# New Set up with the new house.



## HuntNFishNick (Jul 13, 2007)

Finally got everything done with my grill and Egg. Had to keep the old grill at the the old house when we sold. Pretty excited how it turned out and if the chicken i cooked on the Egg tonight was any indication, there's gonna be some good times ahead.


----------



## Billphish (Apr 17, 2006)

Nice. I'm looking to do this too. Gasser when you need a quick weekday steak or chop and a ceramic for when you have a little more time.


----------



## doslocosranch (Apr 24, 2006)

Very nice set up. 


Sent from my iPad using Tapatalk


----------



## Law Dog (Jul 27, 2010)

Looks awesome, congrats!


----------



## hook'n'em (Aug 11, 2007)

That is an awesome grill with the LEDs . Your kitchen set up is shuweet. Did you do the work yourself?

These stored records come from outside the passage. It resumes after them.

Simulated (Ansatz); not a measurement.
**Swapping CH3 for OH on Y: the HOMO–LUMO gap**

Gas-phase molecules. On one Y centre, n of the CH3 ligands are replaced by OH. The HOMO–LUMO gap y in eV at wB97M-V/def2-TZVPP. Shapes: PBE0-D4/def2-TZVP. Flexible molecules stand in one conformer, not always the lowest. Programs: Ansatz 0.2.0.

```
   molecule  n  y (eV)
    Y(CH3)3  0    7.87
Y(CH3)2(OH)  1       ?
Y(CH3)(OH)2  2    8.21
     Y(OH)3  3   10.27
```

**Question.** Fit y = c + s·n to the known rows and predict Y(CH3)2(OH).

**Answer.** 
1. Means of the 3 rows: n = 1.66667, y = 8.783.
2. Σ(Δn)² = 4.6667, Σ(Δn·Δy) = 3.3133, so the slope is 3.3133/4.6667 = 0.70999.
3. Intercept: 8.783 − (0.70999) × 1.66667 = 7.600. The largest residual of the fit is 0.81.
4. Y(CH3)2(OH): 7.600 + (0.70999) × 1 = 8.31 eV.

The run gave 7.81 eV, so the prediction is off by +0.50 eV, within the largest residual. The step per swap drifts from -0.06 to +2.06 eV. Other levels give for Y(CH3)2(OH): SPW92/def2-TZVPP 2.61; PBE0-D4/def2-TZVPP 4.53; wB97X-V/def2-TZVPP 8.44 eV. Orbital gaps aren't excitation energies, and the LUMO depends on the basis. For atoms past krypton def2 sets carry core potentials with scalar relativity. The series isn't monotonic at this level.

Sent from my iPad using Tapatalk


----------



## HuntNFishNick (Jul 13, 2007)

No, had the brick guy that i found in the neighborhood do it and then had the granite people come by with some leftovers from another job and cut me a deal for $400 installed.


----------



## w_r_ranch (Jan 14, 2005)

Came out really good Nick! You & yours will get years of enjoyment out of that setup!


----------



## seacer (Dec 9, 2012)

*Nice backyard area*

While I think you have a nice grilling area I one day will make me one too. 
What happens when that grill goes out and needs replacing?

searacer



w_r_ranch said:


> Came out really good Nick! You & yours will get years of enjoyment out of that setup!


----------



## HuntNFishNick (Jul 13, 2007)

Lifetime warranty on the body i believe and 15 yr warranty on burners. I had one 3 yrs ago and never had a thing go wrong with it while my buddies had 2 of his burners go out on his cheaper grill.


----------



## seacer (Dec 9, 2012)

Can you give us a look with the hood / doors open? 
Does this people have a website


----------



## HuntNFishNick (Jul 13, 2007)

Rcsgrills.com based out of Spring


----------



## peckerwood (Jun 9, 2012)

Get your man-card punched.That's a fantastic set-up.


----------